After all ensuring all project properties are set as above, make sure the project is set to build in x64 mode. At the top to the left of the compile button, choose x64 from the dropdown. The compile button will be labled as "Start" or "Local Windows Debugger" depending on if you have it set to compile in debug or release mode. You can choose either option.

Lastly, compile the code by pressing the "Start/Local Windows Debugger" button and it will build and run automatically.

Criticisms

From what I was able to gather, we had 3 major criticisms.

  1. Lack of comments. All teams basically lacked in this area. When I had written the code, the team split into 2 subsections. The parser and the graphics. At the end we merge the 2. I didnt have any intention or understanding at first that other students or future students were ever going to read the code and therefore need comments.

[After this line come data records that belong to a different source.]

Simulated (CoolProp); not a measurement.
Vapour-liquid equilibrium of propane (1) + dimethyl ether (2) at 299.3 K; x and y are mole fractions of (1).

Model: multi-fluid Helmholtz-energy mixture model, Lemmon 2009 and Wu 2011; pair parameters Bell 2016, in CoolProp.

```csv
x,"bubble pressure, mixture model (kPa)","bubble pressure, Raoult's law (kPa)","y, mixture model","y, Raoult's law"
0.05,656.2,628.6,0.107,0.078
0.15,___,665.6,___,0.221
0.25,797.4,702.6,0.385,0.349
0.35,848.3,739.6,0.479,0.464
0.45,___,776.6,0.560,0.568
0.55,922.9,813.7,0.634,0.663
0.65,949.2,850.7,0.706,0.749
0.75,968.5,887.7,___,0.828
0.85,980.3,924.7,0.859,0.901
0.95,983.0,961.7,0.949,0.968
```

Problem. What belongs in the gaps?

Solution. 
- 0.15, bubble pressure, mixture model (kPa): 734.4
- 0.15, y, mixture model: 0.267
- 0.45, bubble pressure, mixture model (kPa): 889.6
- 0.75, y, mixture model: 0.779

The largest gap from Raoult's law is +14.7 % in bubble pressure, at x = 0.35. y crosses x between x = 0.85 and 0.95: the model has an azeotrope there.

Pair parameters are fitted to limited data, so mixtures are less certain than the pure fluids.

  2. Large blocky sections of code with too much going on. Hard to read. I agree with the other teams on this portion. The only issue I was having with this, was that all the information in those blocky sections of code was important and necessary. Seperate classes could have been made to combine the blocks and make more logical sections. However, I did not do this because I wanted the modularity to remain. The way it was set up was for explicitness. A person can define a new piece of the GUI, be it text, a graphic object, a new shader, a new texture, or anything and fit them together. Making classes for logical pieces beyond what I had already done would make the GUI less customizable. So base classes for types of objects were made ( mesh, texture, shader, materials ) and is left up to the developers to add what they want. That could include making their own classes to make more logical code sections.

  3. The last thing people mentioned was a lack of testing for the 3D rocket section. The problem with this was that we didnt even have access to the hardware needed to make tests for this. We need at lest a few minutes of real flight data to test this section of the code. It is implemented minus the ability to move the rocket. We never had a successful test flight of the 2 test flights we did. The first one had the stages smash into eachother, and the second flight went up 10 feet and flopped. Because of this, we have not test data for pitch, yaw, and roll in respects to the telemetry data, for us to calculate and translate a 3D rocket properly. We just dont know what the numbers mean and it doesnt seem as simple as degrees from 0-360, which is what we need to translate the telemetry to equivalently, to make it work.

Therefore the only thing we chose to add from the feedback was comments. Especially where the large blocky portions of the code are because since we choose to leave the GUI pieces more up to the developer instead of breaking it up into more classes, it would at least be helpful for someone else to know how to use the code, as it requires lots of numbers. Comments were added to the GUI.h file. Other classes like mesh, material, shader, and texture are primitive classes that function as graphics management library. Do not modifies these as it will break everything else. They manages resources sent to the GPU. Sustainer and Booster headers are specific to our GUI design and should not be changed unless the rocket team requests a new GUI element.